ALL ABOUT ELVIRA
The Dark Mistress Writes a Memoir…
By Don Stradley
Elvira and Cassandra Peterson have been around for a long time.
Elvira, as you probably know, is the raven-haired wiseass that hosted late night horror movies on cable television for many years. Peterson, the woman who portrays Elvira, is the author of Yours Cruelly, Elvira: Memoirs of the Mistress of the Dark, which recounts everything from her time as a go-go dancer to the creation of her witchy alter ego, the most famous glamour ghoul of them all.
Peterson attributes the otherworldly success of Elvira to a combination of things. “She’s sexy, spooky, and funny,” Peterson says. “I don’t know if there’s another character out there containing those three elements. Elvira appeals to a lot of different people. She appeals to people who are into horror movies; she appeals to kids, because she has a very Three Stooges kind of vaudeville humor; and she appeals to old dudes who like to see cleavage.”
Elvira’s Movie Macabre ran for 137 episodes from 1981 to 1986. The curvy quipster began her reign on KHJ-TV in Los Angeles, but would soon be known throughout the country, mocking such lurid fare as The Thing With Two Heads and The Werewolf of Washington. Since then, Elvira has never gone away. Along with starring in two feature films and several commercials, she’s returned for various incarnations of her show, most recently for such streaming services as Hulu and Shudder. Some of Elvira’s best work can be seen right here on The Film Detective.
Since her debut, Elvira has spawned a cottage industry, her image appearing on greeting cards, posters, comic books, and even a line of wigs and makeup. She has hosted Saturday Night Live, hawked Coors Light Beer, and licensed her name and image to more than 400 products. Thanks to Elvira, Cassandra Peterson no longer had to pound the pavement in search of acting jobs.
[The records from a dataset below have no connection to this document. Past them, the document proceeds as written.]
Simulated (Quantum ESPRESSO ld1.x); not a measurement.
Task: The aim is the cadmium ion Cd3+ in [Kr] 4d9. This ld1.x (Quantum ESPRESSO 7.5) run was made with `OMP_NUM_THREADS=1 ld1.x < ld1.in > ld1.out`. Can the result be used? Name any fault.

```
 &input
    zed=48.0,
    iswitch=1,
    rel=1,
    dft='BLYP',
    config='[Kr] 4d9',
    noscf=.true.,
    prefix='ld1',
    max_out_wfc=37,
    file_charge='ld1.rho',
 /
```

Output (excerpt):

“It took off right away and I was not expecting it,” Peterson says. It was an era of new cable channels, with homes enjoying access to programming that
hadn’t existed just a few years earlier. How else could the likes of Hulk Hogan, Morton Downey Jr., and Elvira become part of the national lexicon if not for cable TV?
“Unless you were on one of the major networks in a big show that they were funding and creatively controlling, you couldn’t get seen,” Peterson says, admitting her own show wouldn’t have worked on a major network. Cable was the key. “If not for that,” she says, “I probably wouldn’t be around.” In recent years, streaming services stepped in where cable had once been. “I felt my character waning, but with the advent of the internet, here I am again.”
Despite her character’s silly nature, there have been occasional dramas behind the scenes, the most notable one involving Maila Nurmi, who had hosted her own show as Vampira in the 1950s. Nurmi saw too many similarities between Elvira’s show and her own. “She got so angry that she decided to sue me and the station for stealing her character,” Peterson said. The lawsuit created anxiety but came to nothing. “I still owe a lot to Vampira. She was the first horror host ever. She set the whole thing up for the rest of us to follow.”
Forty years after her debut, Peterson is still in demand as Elvira. Her memoir is a hot seller, and she recently posed for billboard ads in Los Angeles and New York. The book attracted an avalanche of publicity for some revelations about her personal life, namely a same sex relationship with her personal trainer. Though Peterson considers her book to be a showbiz tale, she knew her love life would draw attention.
“Anything relating to sex is what they go straight after, so I knew those things would be the big headliner,” she says. “I fell in love with a woman. I don’t know what to say about it. We’ve been together nineteen years and it’s been really great.”
In her free time, Peterson enjoys watching documentaries and reading autobiographies, but pegs herself as “too busy to watch TV.” An exception is her ongoing love for old episodes of The Twilight Zone. “I watched it when I was a kid. There’s something about it, I just love them. It feels like comfort food to me.”
Otherwise, television doesn’t interest her. In fact, Peterson opened our recent zoom meeting with a warning. “Don’t ask me anything about movies,” she said. “I don’t remember details. They’re all mush to me.”
If recalling the nuances of The Brain that Wouldn’t Die is difficult, she had less trouble remembering details for her book. Writing it, however, was a bumpy task.
“There were moments where I had a blast, and there were moments where I had to pull the words out of my brain. I’d say three quarters of it is me getting into show business. My childhood was pretty wacky; I had a great time writing about that. Other parts were harder. I had a difficult relationship with my mother. I had a bad marriage that eventually ended in divorce after twenty-five years. There were ups and downs. I tried to make it entertaining.”
Peterson says the public remains intrigued by Elvira largely because of her show’s simplicity, just “a couch and a couple of candelabras.”
“Until I came along and our show was syndicated to all of these little cable stations, that was the first time a lot of people had seen a horror host that wasn’t just filmed in their little town. People still think I was in their city. It’s so funny how many people think, ‘Hey, you used to do your show in Chillicothe, Ohio, right?’ And I say, No. But so many people do think I was their own local horror host.
“I think that’s part of the appeal. Our show looked like it was filmed in somebody’s basement. It seems friendly, it’s low budget, not big and splashy with a ton of money put into it and CGI. People enjoy that.”
Yes, like comfort food.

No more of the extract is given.